Yes, you can.
You can use this form to claim any potential American Opportunity Credit.
If your parents or someone else claims you as a dependent on their taxes, you should give this form to them. They may be able to use it to get a reduction on their taxes.
If there is no one that will claim you as a dependent, it is sometimes possible to claim the American Opportunity Tax Credit (AOTC) and get a refund even if you don't pay any tax. See the IRS page on the AOTC for details
Simple answer: No.
Maybe, if you are older than 23, an undergrad, and can not be claimed as a dependent by your parents, or someone else.

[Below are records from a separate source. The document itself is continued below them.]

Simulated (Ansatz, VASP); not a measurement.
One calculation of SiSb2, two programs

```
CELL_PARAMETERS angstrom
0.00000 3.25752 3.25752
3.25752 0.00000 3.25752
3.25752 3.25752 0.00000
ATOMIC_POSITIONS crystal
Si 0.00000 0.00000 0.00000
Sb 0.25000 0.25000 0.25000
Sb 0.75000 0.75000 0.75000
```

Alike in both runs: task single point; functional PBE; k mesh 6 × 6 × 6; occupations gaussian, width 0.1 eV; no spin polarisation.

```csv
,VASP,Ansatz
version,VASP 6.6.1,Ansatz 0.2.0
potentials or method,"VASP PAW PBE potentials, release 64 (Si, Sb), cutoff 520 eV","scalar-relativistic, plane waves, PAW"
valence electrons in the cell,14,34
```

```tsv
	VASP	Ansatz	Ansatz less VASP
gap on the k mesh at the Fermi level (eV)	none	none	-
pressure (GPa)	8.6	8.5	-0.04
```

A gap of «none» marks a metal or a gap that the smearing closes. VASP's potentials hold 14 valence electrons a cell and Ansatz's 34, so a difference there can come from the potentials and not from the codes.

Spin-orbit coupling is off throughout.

There's a new urban myth among college students that says they can get a $1000 from the government just for filing a tax form. For most of them, they simply aren't eligible. A full time unmarried student, under age 24, is only eligible for the refundable portion of the American Opportunity Credit if he supports himself by working. You cannot be supporting yourself on parental support, 529 plans or student loans & grants. You must have actually paid tuition, not had it paid by scholarships & grants. It is usually best if the parent claims that credit.
You cannot claim a credit if you are, or can be, claimed as a dependent by someone else.
If the box 5 amount of your 1098-T is more than the box 1 amount, you potentially have taxable scholarship. If you have more than $12,000 of taxable income (including taxable scholarship), you are REQUIRED to file a return, whether you are a dependent or not.